Additionally, the soybean oil from SRSP will be able to be used for a variety of applications, including the human food industry. Approximately 25% of SRSP’s products will be used within Iowa, while 75% will be exported outside of Iowa, Mid-Iowa said.
“This soybean crush plant is a farmer’s dream,” said Jeff Reints, who farms in the Shell Rock area with his son, Clay. “Our closest plant is more than an hour away, and it’s notorious for having 3- to 4-hour waits. SRSP will increase demand for soybeans in our area. More profit potential means farmers will likely add more soybeans to their crop rotation.”
The new plant will be located near the Iowa Northern Railway and will have easy truck access, Mid-Iowa noted.

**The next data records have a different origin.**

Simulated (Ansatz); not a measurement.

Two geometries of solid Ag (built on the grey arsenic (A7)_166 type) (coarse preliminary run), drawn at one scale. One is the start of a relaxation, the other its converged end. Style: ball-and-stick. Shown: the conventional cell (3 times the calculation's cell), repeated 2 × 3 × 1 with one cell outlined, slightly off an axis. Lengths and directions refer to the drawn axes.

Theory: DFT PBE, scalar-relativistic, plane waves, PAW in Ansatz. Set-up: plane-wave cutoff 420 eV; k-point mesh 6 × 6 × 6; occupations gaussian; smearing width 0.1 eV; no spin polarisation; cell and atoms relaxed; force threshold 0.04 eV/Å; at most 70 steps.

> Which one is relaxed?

“Iowa Northern is honored to have a key role in connecting Iowa agricultural communities direct to the North American transportation network,” said Dan Sabin, president of Iowa Northern Railway Company, a Class III, shortline railroad based in Waterloo that serves industries throughout north-central and eastern Iowa. “We’re pleased to partner with Mid-Iowa Cooperative on this dynamic project and look forward to fulfilling our role in its future success.”
The plant will be built by Granite Falls, Minn.-based Fagen, Inc., the engineering, procurement and construction (EPC) design builder and development partner for SRSP.
“It’s a pleasure to work with the Fagen team,” Kinley said. “They are the premiere design-build partner in value-added ag processing.”